A lot of great discoveries were made while looking for something else. For University of Washington computer science grad student Ewin Tang, research into quantum computing showed that our regular old computers might be capable of much more than we once thought.
Tang’s discovery of a powerful new machine-learning algorithm for classical computers upended assumptions about computing challenges that were thought to require quantum computers. That discovery, made while Tang was studying machine-learning algorithms and quantum computing as an undergraduate at the University of Texas, has enormous implications for both of those fields.
Now enrolled in the UW’s Paul G. Allen School of Computing Science and Engineering as a graduate student at the age of just 18, Tang is continuing to research how quantum computing will impact machine learning. Just last week, two other papers proving her breakthrough result will work with other types of machine learning were released.
“We ended up getting this result in quantum machine learning, and as a nice side effect a classical algorithm popped out,” Tang said in an interview with GeekWire.

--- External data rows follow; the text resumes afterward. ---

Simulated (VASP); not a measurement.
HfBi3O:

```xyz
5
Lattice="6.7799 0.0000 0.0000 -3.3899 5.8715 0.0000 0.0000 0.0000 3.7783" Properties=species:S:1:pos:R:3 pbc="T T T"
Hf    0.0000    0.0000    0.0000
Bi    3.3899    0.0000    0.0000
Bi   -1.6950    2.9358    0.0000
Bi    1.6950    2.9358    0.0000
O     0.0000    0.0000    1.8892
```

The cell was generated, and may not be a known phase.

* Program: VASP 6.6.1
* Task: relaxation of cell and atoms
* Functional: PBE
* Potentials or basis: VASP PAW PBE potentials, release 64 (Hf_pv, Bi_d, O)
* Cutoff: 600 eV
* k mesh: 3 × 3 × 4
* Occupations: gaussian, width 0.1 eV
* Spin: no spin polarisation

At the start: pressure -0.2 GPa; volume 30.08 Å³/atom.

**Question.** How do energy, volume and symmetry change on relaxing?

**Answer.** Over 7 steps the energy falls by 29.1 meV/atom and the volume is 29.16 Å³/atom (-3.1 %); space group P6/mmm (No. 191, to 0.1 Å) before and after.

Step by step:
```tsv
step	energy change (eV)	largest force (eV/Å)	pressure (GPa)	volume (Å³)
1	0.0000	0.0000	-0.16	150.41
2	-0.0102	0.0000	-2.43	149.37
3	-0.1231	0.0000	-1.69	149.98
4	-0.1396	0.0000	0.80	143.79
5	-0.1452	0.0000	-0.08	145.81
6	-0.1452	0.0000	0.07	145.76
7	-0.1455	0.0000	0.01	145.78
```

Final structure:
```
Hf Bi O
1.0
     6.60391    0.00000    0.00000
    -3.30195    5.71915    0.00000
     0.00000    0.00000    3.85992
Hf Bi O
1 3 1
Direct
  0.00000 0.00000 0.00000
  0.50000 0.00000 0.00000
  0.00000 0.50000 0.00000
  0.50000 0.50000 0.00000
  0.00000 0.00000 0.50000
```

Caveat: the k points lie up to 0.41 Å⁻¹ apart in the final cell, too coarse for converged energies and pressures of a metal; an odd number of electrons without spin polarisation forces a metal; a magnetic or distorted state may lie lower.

Quantum computing is one of the biggest Next Big Things on the tech horizon. It proposes to replace the binary system developed to power old and modern computers, where information was represented by a complicated combination of on and off switches, with a system in which there are more than two ways to represent information.
That could lead to the development of extremely powerful computers that can process information in ways we don’t yet fully understand, but quantum computing is hard. The earliest systems are extremely expensive, and the specialists required to build and maintain those systems are also extremely expensive.
That means a lot of quantum computing research is focused on determining whether quantum computing algorithms will deliver the necessary “speedup,” as Tang puts it, over classical computing algorithms. She is talking about an exponential surge in computing power that will be impossible to ignore and that will become table stakes for the biggest computing companies of our time, such as the two that sit on opposite sides of Lake Washington in the Seattle region, Amazon and Microsoft.
Tang proved that classical machine-learning algorithms working on recommendation problems — widely used across media and retail companies — were capable of far more than conventional wisdom held.
As explained by Quanta Magazine, a technical journal on quantum computing, Tang demonstrated that sampling techniques used in a well-known quantum recommendation algorithm could be replicated in classical computers: “Tang’s algorithm ran in polylogarithmic time — meaning the computational time scaled with the logarithm of characteristics like the number of users and products in the data set — and was exponentially faster than any previously known classical algorithm.”
Quantum computing and machine-learning scholars immediately recognized the impact of the discovery.
Recommendation algorithms were once thought to be one of the easiest-to-understand applications for a quantum computer, and research had demonstrated that a quantum algorithm did indeed produce significantly faster results than the best classical computing algorithms. No one, however, had determined whether there was a way to use classical computers to get similar results, until Tang did.
Tang modestly describes her work as pulling string on a bunch of different threads before reaching her conclusion, but such is the nature of important discoveries. “These weren’t pieced together before I noticed it,” she said.
Her discovery suggests that machine learning won’t be the killer app for early quantum computers, and that traditional methods of providing the computing power needed to back those algorithms will have a much longer shelf life than anticipated. Quantum computers will still enable huge computing breakthroughs in a variety of areas, from cryptography to geographic modeling, but will likely be too expensive to justify using in the field of machine learning in their early days.
Tang’s quantum computing research is very much theoretical, and she made a point to note that quantum computing research assumes a certain level of computing power that isn’t necessarily practical in the near future. Companies like Cray, Rigetti Computing, and IBM have released rudimentary quantum computers, but we’re very far away from a day in which quantum computers replace the regular old servers in data centers around the world.
But cloud companies are betting heavily on artificial intelligence research, and have already shown that they will spend billions on the technology that will best power that research. Understanding when that bet makes the most sense will be extremely important to companies like Amazon Web Services, Microsoft, and Google.
Tang, a theoretical researcher, isn’t comfortable predicting the timing of that future: “I wouldn’t say that one of my main research goals is pushing quantum computers into the mainstream,” she said.
Still, establishing the areas in which quantum computing will make a demonstrable different in outcomes will be an extremely important field over the next decade, and Tang cited working with UW professor James Lee on these issues as a big part of the reason why she relocated from Texas to Seattle.